During my years in the elementary school grades, attending Sunday school in my little Methodist church in Groveville, NJ, I heard the stories of the Exodus. Jewish people living in Egypt were starting to outnumber the Egyptians. The king of Egypt (the Pharaoh) had his military round up the Jewish population and put them to work as slaves making bricks in an effort to control them and prevent them from becoming a power to be reckoned with.
As the story goes, one Jewish man, Moses, receives a call from God to release his people from slavery and venture out to a whole new land that they can call their own, which, after meeting with resistance from Pharaoh, they eventually are able to do.
Now, as a kid imagining this scenario, I concluded (and, I think, justifiably so) that the Jews who left Egypt, being slaves, were on a par with what we would consider to be poverty-stricken, low-income workers, poor folk who could barely scrape by. The passages in the Exodus story that have to do with the people’s frequent hunger and thirst, for example, would lead to that kind of conclusion.

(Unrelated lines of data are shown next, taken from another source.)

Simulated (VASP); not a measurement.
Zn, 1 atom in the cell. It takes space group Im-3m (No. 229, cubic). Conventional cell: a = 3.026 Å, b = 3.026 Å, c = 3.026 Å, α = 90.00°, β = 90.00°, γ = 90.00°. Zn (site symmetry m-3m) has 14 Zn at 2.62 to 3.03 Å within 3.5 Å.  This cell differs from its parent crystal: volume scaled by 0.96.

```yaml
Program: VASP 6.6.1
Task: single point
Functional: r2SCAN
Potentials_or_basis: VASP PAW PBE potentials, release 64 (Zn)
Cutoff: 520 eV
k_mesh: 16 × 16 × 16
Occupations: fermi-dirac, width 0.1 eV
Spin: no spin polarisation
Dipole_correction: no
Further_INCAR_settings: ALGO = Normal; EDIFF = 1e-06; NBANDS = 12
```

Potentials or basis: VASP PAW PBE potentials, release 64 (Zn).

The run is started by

However, it was only in recent years (I can’t imagine why I never picked up on this before) that I read references to the great wealth that the Israelites took with them. An early reference is Exodus 12.35: “The Israelites did as Moses had told them and asked the Egyptians for their silver and gold jewelry as well as their clothing.” (The Egyptians were more than willing to give the Israelites anything they asked for at this point, since they had just suffered numerous plagues [read: losses] and were quite eager to get the Israelites out of their country. They probably would have done anything to see these former slaves disappear! Exodus 12.33: “The Egyptians urged the people to hurry and leave the land because they thought, We’ll all be dead” [CEB]).
Suddenly, the story of the golden calf idol at the base of Mt. Sinai (Exodus 32) made sense. It tells of Moses’ brother Aaron who instructs the people to “take out the gold rings from the ears of your wives, your sons [yes, the boys and men!], and your daughters, and bring them to me” (vs. 2). If the Israelites were the poor slaves I pictured as an elementary school age kid, then where would they have gotten enough gold to build even a small idol in the shape of a bull? Keep in mind, also, that we’re talking about nearly a million people altogether (600,000 men, plus women and children). So there were undoubtedly plenty of precious metals to go around.
This revelation completely reversed my mental picture of the Israelites who left Egypt. Sure, they were slaves at one time, but after being gifted with so much wealth from their captors, they set out as fabulously wealthy people. It would be akin to having a million people from the 1% leave the U. S.
I now read that story in a whole new context. It’s no longer a head-scratcher to wonder how they could afford the materials for the tabernacle (gold, bronze, acacia wood, fine fabrics, etc.). These were rich people. Very rich people. Which may also help explain why they complained so much – they learned very quickly how to become spoiled.